St. Stephens Green Dublin

Jeremiah O'Donovan Rossa was born in Rosscarbery, County Cork on September 10, 1831 to Irish tenant farmers.  At that time in Ireland, tenant farmers paid rent to absentee landlords who controlled 90% of the arable land. Most of the crops and livestock produced  was being collected and sent to England in lieu of rent. As a consequence, the only means of subsistence left for the people was the lowly potato. When the potato crop failed in the mid1840's the people were left without their primary food source and their only means of paying the rent resulting tens of thousands of tenant farmers being evicted and left to wander the roads and crowd workhouses.

Like many others of his time O'Donovan Rossa witnessed the devastation and squalor caused by what was in essence a contrived famine. That experience left him with an indelible resentment for the British and their unscrupulous landlords who let the people starve to death while ships loaded with wheat, oats, barley, mutton, lamb, pork, ham, beet, eggs, live cattle, sheep and pigs, and flour left Irish ports on a daily basis for England.

As a young man he moved to Skibbereen where he ran a grocery store.  In 1856, at age 25, he founded the Phoenix National and Literary Society, a Irish nationalist group which aimed to remove the British from Ireland through any means necessary, including armed struggle. 

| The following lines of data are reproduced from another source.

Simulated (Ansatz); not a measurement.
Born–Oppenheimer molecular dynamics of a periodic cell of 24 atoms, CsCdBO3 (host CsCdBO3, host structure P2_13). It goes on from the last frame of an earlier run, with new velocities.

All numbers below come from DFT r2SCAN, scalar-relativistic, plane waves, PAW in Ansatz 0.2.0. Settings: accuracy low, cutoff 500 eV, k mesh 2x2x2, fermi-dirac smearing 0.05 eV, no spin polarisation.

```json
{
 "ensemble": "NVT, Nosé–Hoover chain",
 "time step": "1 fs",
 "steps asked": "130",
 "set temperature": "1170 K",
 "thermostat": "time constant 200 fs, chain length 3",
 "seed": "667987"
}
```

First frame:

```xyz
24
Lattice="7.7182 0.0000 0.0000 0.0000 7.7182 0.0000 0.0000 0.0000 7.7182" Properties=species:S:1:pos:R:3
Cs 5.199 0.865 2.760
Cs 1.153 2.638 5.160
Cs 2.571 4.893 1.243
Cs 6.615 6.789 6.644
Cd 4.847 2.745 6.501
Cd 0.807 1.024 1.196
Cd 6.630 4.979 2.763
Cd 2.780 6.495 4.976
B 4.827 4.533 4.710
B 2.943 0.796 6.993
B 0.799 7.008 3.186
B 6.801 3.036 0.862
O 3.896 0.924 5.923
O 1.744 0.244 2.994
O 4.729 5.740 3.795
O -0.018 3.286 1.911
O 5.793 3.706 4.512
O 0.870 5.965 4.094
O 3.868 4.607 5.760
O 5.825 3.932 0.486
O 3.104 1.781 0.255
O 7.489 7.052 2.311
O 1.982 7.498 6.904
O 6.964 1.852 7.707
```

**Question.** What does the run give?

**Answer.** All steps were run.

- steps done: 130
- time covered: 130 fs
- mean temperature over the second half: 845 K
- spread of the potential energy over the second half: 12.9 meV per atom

In March of 1958, James Stephens, Thomas Clarke Luby, James Denieefe, Garret O Shaughnessy and Peter Langan founded the Irish Republican Brotherhood (IRB) in Dublin. shortly afterwards when Stephens visited Cork on a recruiting mission he met with Rossa who became one of his first recruits. Subsequent to that meeting the Phoenix Society morphed into the Irish Republican Brotherhood.